If F(x,y) is a function of the two variables, x and y, and we evaluate F along a path in the plane with parametric equation x(t), y(t), by the chain rule,
[tex]\frac{dF}{dt}= \frac{\partial F}{\partial x} \frac{dx}{dt} + \frac{\partial F}{\partial y}\frac{dy}{dt}[/tex]
or, in "differential notation"
[tex]\dF= \frac{\partial F}{\partial x}dx+ \frac{\partial F}{\partial y}dy[/tex]
which does NOT depend on the particular parameter t!

In other words, f(x,y)dx+ g(x,y)dy is a "perfect" differential if there really does exist a function F(x,y) such that dF= f(x,y)dx+ g(x,y)dy. That is the same as saying that
[tex]f(x,y)= \frac{\partial F}{\partial x}[/tex]
and
[tex]g(x,y)= \frac{\partial F}{\partial y}[/itex]

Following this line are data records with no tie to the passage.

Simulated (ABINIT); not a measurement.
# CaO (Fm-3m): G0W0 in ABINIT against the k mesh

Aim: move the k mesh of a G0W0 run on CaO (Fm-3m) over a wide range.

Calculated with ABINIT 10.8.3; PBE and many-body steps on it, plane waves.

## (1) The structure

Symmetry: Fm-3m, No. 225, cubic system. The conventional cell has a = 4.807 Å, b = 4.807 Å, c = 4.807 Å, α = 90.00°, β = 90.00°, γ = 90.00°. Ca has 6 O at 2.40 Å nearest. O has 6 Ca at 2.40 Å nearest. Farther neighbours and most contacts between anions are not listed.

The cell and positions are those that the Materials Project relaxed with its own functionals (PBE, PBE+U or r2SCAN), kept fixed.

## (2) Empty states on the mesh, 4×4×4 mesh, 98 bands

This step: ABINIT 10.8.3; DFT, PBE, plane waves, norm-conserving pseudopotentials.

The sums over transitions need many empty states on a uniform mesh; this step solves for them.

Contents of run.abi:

If that is true, then for any curve, C, between point P and Q
[tex]\int_C f(x,y)dx+ g(x,y)dy= F(x,y)\right|^Q_P[/tex]
which depends only on the endpoints P and Q, not on the curve itself.

I can think of no reason for learning how to test whether or not a differential is a "perfect" differential without knowing what a "perfect" differential is!